The attack on Mr. Mueller, a longtime Republican who was appointed F.B.I. director under a Republican president, George W. Bush, followed a statement by Mr. Trump’s personal lawyer published Saturday calling on the Justice Department to end the special counsel investigation. Together, the comments raised the question once again about whether the president might be seeking to lay the ground to try to fire Mr. Mueller.
The shift in tone comes just days after The New York Times reported that Mr. Mueller has subpoenaed records from the Trump Organization. Mr. Trump’s lawyers met with Mr. Mueller’s team last week and received more details about how the special counsel is approaching the investigation, including the scope of his interest in the Trump Organization specifically.

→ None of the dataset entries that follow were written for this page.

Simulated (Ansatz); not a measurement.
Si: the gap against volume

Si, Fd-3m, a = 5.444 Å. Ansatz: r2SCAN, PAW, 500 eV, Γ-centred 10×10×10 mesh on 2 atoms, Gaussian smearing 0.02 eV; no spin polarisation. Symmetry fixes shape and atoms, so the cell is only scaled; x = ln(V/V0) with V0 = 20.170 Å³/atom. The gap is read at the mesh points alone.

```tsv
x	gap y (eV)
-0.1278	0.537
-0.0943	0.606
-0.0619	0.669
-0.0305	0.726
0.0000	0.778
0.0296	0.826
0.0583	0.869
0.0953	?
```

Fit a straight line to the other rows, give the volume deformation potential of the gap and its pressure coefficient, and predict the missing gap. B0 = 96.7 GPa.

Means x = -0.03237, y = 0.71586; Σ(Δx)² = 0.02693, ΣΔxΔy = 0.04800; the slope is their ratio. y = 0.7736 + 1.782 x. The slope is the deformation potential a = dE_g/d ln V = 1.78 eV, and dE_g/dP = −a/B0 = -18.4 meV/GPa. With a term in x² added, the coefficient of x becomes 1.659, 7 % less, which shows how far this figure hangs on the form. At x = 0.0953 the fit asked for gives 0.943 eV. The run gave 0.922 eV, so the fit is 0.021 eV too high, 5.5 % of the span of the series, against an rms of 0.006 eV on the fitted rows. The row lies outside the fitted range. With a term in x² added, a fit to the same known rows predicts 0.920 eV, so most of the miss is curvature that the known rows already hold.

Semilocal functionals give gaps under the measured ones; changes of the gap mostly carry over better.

A president cannot directly fire a special counsel but instead can order his attorney general to do so, and even then has to give a cause like conflict of interest. Since Mr. Sessions, a former campaign adviser, has recused himself from the Russia investigation, to Mr. Trump’s continuing aggravation, the job would then fall to the deputy attorney general, Rod J. Rosenstein.
But Mr. Rosenstein has said as recently as last week that he sees no justification for firing Mr. Mueller, meaning that he would either have to change his mind or be removed himself. The third-ranking official at the Justice Department, Rachel Brand, decided last month to step down. The next official in line would be the solicitor general, Noel Francisco, a former White House and Justice Department lawyer under Mr. Bush.
Mr. Trump sought to have Mr. Mueller fired last June but backed down after his White House counsel, Donald F. McGahn II, threatened to quit. The president told The Times a month later that Mr. Mueller would be crossing a red line if he looked into his family’s finances beyond any relationship with Russia. The White House made no assertion last week that the subpoena to the Trump Organization crossed that red line, but Mr. Trump evidently has grown tired of the strategy of being respectful and deferential to the special counsel.
John Dowd, the president’s private lawyer, signaled the shift in approach in a statement given to The Daily Beast. “I pray that Acting Attorney General Rosenstein will follow the brilliant and courageous example of the F.B.I. Office of Professional Responsibility and Attorney General Jeff Sessions and bring an end to alleged Russia collusion investigation manufactured by McCabe’s boss James Comey based upon a fraudulent and corrupt dossier,” Mr. Dowd said.
When Mr. Mueller assembled his team, he surrounded himself with subject-matter experts and trusted former colleagues. As the team filled out, Republican allies of Mr. Trump noted that some high-profile members had previously donated money to Democratic political candidates. In particular, Republicans have seized on donations by Andrew Weissmann, who served as F.B.I. general counsel under Mr. Mueller, as an example of bias. Mr. Weissmann is a career prosecutor but, while in private law practice, he donated thousands of dollars toward President Barack Obama’s election effort.
In his Sunday morning Twitter blasts, Mr. Trump also renewed his attacks on Mr. Comey and Mr. McCabe, who like Mr. Mueller are also longtime Republicans.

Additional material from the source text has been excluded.